Unicode provides a unique number for every character,
no matter what the platform,
no matter what the program,
no matter what the language.
Click the link to understand why having all your system's data represented in Unicode is becoming critically important at the Unicode Consortium's website.
Let's look at Unicode from an SAP perspective first prior to discussing what it is.
The Enterprise Data Problem
An enterprise sometimes have many instances of the same data distributed over multiple applications eg. Vendor master, Material Master, purchasing info in their plant maintenance systems, ordering systems, logistics systems etc...
This happens over time as different applications have need for this data, and the data gets replicated to it. Many of these systems are legacy applications more than ten years old. The problem with distributed data rears it's ugly head when enterprise reporting is necessary.
Because of the same data being represented in different formats in different systems, many companies still use spreadsheets with inputs from reports from these different systems because of the difficulty of harmonizing the data across systems.
There is no single source of truth for the data. The net result is that month end, quarterly and year end reporting can be complex, painful, manual, fraught with inaccuracies and prone to error.
SAP's answer to this problem is MDM (Master Data Management). The intent being that one system will be the source of truth for all data in the enterprise, and feeds going from it to the satellite systems that need it. When an update to the data definition gets made, the change ripples through all the system that subscribe to this data definition. When you have a common definition of data across the enterprise you can perform analysis, reporting and data mining because you can be more confident of common meaning of the data being mined.

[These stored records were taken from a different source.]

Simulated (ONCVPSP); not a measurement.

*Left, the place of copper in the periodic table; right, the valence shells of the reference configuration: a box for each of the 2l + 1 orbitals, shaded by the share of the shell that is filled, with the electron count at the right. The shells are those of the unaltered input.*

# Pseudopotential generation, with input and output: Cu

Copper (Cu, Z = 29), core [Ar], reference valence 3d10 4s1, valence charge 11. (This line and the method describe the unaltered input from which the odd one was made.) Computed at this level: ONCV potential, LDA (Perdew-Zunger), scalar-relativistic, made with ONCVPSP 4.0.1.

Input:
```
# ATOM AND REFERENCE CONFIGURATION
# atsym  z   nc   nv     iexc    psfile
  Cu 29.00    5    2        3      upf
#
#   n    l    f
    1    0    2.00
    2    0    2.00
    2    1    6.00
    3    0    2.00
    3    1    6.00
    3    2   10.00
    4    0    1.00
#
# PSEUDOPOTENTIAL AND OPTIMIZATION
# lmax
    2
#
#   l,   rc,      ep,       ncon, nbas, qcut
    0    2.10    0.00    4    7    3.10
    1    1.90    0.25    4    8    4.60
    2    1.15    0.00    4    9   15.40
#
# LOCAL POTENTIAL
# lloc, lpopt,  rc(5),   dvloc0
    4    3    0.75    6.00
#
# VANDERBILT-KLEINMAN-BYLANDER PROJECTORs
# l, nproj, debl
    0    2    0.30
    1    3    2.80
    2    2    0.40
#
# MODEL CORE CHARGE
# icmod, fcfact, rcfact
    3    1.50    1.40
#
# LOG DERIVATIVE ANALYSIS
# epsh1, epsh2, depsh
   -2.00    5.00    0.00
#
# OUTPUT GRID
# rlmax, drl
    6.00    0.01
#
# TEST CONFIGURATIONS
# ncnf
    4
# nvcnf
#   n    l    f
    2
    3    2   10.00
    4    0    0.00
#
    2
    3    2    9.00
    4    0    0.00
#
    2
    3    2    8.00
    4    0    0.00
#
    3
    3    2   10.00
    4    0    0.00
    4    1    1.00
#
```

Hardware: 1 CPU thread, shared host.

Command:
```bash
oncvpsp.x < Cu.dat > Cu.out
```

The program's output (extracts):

In order to accomplish harmonizing of data, your data representation needs to be consistent. If system A stores it's data in non-Unicode format, and system B stores it in Unicode format, you have to translate these character sets in addition to data translation. This can result in "silent data loss" because of mismatching in the conversion process. It happens because different platforms can use DIFFERENT CODES to represent the same character!
The Building Blocks Of Harmonized Data
For the enterprise to achieve the goal of faster period closings, accurate interfaces and accurate reporting, they have to perform the following steps:
- Convert all systems to the same data representation format. Unicode.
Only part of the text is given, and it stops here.